I am tired of all the negativity lately and would like to focus on the positive with my speculation in this post. I want to go through what i feel could be the real story behind this whole William Percival Harvin situation. Find your sunglasses that are of the deepest, darkest shade of purple. Put them on. Once you do, you can't help but realize that nothing could possibly go wrong with your franchise this offseason. Everything is hunky-dory.
Call me an optimist, but I still don't want to believe that things with Percy Harvin are as bad as they seem. I would like to think that we are in good hands based on the amount of confidence I have in Rick Spielman and the front office as of late.

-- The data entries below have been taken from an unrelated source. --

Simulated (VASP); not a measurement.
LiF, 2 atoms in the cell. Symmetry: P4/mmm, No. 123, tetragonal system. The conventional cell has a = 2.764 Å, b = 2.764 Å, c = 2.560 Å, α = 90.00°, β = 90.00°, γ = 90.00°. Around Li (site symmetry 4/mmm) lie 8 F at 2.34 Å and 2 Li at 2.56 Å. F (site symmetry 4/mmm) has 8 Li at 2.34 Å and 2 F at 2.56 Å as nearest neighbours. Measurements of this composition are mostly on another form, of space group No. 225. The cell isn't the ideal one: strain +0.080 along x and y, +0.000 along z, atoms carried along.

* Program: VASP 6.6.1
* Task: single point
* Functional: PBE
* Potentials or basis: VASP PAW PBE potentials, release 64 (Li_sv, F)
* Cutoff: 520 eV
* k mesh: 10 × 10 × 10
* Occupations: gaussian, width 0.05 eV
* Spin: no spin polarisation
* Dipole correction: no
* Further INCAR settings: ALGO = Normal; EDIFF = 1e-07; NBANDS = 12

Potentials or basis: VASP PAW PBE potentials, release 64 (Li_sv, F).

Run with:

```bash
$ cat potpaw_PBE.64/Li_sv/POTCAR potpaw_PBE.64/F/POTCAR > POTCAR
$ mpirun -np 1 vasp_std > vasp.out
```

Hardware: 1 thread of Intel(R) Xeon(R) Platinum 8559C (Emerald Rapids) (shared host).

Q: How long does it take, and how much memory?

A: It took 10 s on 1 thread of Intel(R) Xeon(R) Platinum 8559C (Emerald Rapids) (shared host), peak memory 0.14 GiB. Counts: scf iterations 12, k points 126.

I would like to ignore the attitude issues, for the most part, in this post because there has been so much speculation and i don't know what to believe anymore. All i know for sure is that Percy Harvin has always played hard for our beloved purple when he is on the field. Before this most recent report of a trade demand, things were murky at best when trying to decipher what is actually happening behind the scenes. Personally, Sid Hartman telling me that "good sources around the NFL" say Harvin is demanding a trade doesn't change my outlook whatsoever. I have no reason to believe what he says is accurate. Due to his advanced age and general attitude towards other media members, Sid isn't quite respected like he used to be. I have heard local Twin Cities sports broadcasters joke that Hartman will get his ideas together and have an intern write up his sports pieces for the paper.
So, taking what Hartman said with a grain of salt I believe that we are still are not past the point of no return.
In all likelihood Harvin is probably asking for more money than the we are willing to pay. It is the job of the front office to procure Harvin at the least amount of money possible. The agent for the dynamic playmaker, on the other hand, thinks only in terms of money and ensuring a long term deal and maximizing value for a career that could potentially be short. You know for certain that Joel Segal, Harvin's agent, massages the egos of his clients to convince them that they deserve top dollar so his 10% cut is bigger. Vikings Management must be either persuasive enough, or clever enough to bring down this inflated asking price. I think this can be done by using other teams as pawns to determine a real world value on him without risking him in free agency.
In my opinion the mistake to over pay a particular player can happen when he is overvalued or it is unknown what other teams would actually pay for services. Free agency is really the only way to determine a true market value. Which could be much different from perceived value. Especially when a player is unique, like Harvin. No market is set for a multipurpose slot receiver that can do anything on offense short of throwing the ball. In the modern NFL most teams do not let a marquee player even sniff free agency. It has become standard practice to resign a player before the start of the final contract year, esp. with the Vikings as of late.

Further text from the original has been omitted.